Mortgage servicers reported a 31.2% jump in new foreclosures in the third quarter of 2010, but the nation’s mortgage portfolio showed some signs of stabilizing as the rate of serious delinquency dropped to its lowest point in five quarters, and the percentage of mortgages in good standing remained unchanged.


The OCC and OTS Mortgage Metrics Report, Third Quarter 2010 said 382,751 foreclosures were initiated in the quarter—the most in more than a year. The report also indicated that “new foreclosure actions are likely to continue rising as alternatives for seriously delinquent borrowers are exhausted.”

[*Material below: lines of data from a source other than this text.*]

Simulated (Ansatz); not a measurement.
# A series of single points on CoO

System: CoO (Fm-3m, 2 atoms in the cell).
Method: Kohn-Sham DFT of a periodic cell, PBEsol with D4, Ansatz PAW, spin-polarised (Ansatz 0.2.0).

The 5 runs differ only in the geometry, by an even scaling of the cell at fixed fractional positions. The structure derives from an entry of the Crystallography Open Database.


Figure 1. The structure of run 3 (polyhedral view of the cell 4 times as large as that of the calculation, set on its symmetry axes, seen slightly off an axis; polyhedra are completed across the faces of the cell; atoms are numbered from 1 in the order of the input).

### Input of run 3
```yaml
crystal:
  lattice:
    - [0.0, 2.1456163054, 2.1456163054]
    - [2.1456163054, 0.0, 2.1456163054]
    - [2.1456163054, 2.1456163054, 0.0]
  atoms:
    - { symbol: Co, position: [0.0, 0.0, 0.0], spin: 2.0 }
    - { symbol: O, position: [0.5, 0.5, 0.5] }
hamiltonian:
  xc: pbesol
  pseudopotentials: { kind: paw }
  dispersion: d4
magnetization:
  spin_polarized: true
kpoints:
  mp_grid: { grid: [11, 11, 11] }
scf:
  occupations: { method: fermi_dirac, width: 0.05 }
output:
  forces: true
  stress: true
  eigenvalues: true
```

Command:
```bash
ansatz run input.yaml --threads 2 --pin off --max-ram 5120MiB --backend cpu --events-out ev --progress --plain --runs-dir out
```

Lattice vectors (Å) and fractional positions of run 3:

The report covers about 64% of all first-lien mortgages in the country—about 33.3 million loans with $5.8 trillion in outstanding balances.


The report said 87.4% of all mortgages were current and performing in the third quarter, the same rate as the previous quarter but slightly better than the 87.2% rate in the year-ago period; 5.8% of all loans were seriously delinquent (60 or more days past due, or 30 or more days past due in the case of borrowers in bankruptcy), down from 6.2% a year earlier. However, the report noted a slight uptick to 3.2% in the rate of loans delinquent between 30 and 59 days.


While the number of loan modifications declined by 17% from the previous quarter, lenders continued to aggressively pursue principal and interest rate reductions of loans they did modify. In the overall portfolio, 88.2% of modifications made in the third quarter reduced principal and interest payments; and 54.1% reduced monthly payments by more than 20%. Nearly all modifications under the Home Affordable Mortgage Program (HAMP) reduced borrowers’ principal and interest payments, and 76% reduced monthly payments by 20% or more.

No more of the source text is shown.